Sit and Think
“But Mary treasured up all these things and pondered them in her heart.” (Luke 2:19).
A farmer’s wife, concerned about Big John who always worked the fields nearby, asked him, “What do you do in your spare time?” He put his honey tanned hand on his chin in thought and replied, “Sometimes I sits and thinks and other times - I just sits.”
Obviously, this incident occurred before the advent of the internet. Had Big John been around today he might be an accomplished “couch potato.” Few things are more effectively designed to pass time without accomplishing anything while cramming the mind with emptiness than surfing the net. Shane Hipps in Flickering Pixels laments: “The internet creates a permanent puberty of the mind. We get locked in so much information, and the inability to sort that information limits our capacity to understand. The internet encourages the opposite of what creates wisdom - stillness, time, and inefficient things like suffering. On the internet, there is no such thing as waiting; there is no such thing as stillness. There is a constant churning.”
But there is great value in being still. Silence and solitude before God are great blessings to the stressed-out human soul. What extremely rare commodities they are today. Blaise Pascal, the brilliant French philosopher, observed, “I have discovered that much of the unhappiness of mankind arises from one single fact, they cannot stay quietly in their own chamber.”
Mary, however, knew how to stay quiet in her own heart with God things. She and Joseph traveled to Bethlehem for a census. There was no room in the inn, so Mary and Joseph camped out in a stable. Redneck shepherds visited and brought stories of vast angelic choirs singing, “Glory to God in the highest and peace to all on earth who please him. A Savior has been born in David’s town, who is Messiah and Master.” All who heard the shepherds were impressed. The whole town was churning in excitement. Yet Mary found silence and solitude in her heart. She quietly “treasured up all these things and pondered them in her heart” (Luke 2:19).

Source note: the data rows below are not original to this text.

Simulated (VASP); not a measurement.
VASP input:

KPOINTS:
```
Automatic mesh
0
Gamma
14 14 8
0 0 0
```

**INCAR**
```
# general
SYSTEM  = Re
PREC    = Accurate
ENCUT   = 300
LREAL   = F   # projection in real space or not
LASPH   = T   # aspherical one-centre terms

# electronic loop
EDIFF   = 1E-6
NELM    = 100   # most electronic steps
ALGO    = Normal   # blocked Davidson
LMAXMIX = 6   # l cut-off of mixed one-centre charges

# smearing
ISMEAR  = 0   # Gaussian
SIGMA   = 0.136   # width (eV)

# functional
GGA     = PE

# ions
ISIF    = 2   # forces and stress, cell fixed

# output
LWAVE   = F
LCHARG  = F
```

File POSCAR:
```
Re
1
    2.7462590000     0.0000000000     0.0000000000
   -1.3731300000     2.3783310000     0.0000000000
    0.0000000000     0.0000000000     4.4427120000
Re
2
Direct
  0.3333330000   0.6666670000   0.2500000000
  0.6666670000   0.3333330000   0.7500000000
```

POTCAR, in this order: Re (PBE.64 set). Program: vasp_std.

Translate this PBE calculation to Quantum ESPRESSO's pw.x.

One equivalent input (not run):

And what momentous truths filled her heart! My child is not a mere Gerber baby but the all of God baby. Infant yet infinite - given to save us from our sin (John 3:16). This one is Wonderful Counselor for all who mourn or have lost their way. His mercy extends to me and my soul magnifies the LORD. On and on she went, locking up each thought in the treasure chest of her heart. She didn’t just sit - she sat and thought in Christ, mulled over his mercy and majesty.
My friend, this Christmas, master Mary’s secret. Sit still at times and think of treasures in Christ!